On a fairly major PHP/Drupal website (this is not a Drupal question) we have the task of allowing a deeplink into a page where lots of data must be provided by the calling site.
Cross-domain won't be an issue as we control both ends and can adapt as needed.
So what we want is that clicking Submit for a form on the originating server [A] will send the POST data to the receiving server [B]. That's the easy bit.
The complexity comes because there is a ton of non-user data that must be sent as well (doesn't matter why or where it comes from). So (i) there's additional data to be added to the POST payload, and (ii) the originating server [A] is node.js and they want to send JSON-encoded data and not use form-urlencoded.
And they (the JS guys) want to do it in one jump. User clicks the form on [A], they build the payload, POST to the deeplink URL and the browser displays the new page from [B].
I can handle it at the PHP end, but I can't get my head around it conceptually. I don't think it's possible.
As I understand it, the form action URL is the key. It's this that redirects the browser, sending the form-urlencoded data either in the URL or in the body. (Can't do it as JSON as we know.)
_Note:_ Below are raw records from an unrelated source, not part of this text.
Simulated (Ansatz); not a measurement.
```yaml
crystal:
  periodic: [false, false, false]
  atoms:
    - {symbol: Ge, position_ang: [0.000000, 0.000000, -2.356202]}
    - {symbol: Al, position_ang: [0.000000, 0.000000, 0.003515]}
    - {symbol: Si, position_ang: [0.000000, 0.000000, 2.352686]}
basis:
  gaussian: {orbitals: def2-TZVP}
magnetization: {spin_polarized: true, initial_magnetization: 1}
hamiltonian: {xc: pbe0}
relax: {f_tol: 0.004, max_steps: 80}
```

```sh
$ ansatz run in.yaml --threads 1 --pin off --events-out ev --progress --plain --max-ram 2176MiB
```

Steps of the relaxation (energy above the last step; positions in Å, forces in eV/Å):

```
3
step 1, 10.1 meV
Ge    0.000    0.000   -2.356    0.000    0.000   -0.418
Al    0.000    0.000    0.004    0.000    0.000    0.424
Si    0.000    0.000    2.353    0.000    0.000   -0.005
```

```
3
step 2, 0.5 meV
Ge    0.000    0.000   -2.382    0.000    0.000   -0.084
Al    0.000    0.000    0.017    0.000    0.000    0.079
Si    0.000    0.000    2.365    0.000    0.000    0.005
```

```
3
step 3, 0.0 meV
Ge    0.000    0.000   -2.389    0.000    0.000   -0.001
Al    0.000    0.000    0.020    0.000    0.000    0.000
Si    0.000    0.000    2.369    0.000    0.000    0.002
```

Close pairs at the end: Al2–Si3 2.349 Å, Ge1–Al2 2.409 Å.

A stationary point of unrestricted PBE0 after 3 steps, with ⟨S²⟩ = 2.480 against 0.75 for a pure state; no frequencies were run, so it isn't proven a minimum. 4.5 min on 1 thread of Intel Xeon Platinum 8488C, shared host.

But it seems to me that if they do anything to interrupt the handling of the form on [A] the browser won't be redirected to [B] and it just becomes an AJAX call.
So the question is: Is it possible to modify the payload of a form and still get the same behaviour, redirecting the browser to the new page?
(The solution, if this is impossible, is relatively simple, an AJAX call to set everything up, which returns a URL, redirect the browser to the supplied URL.)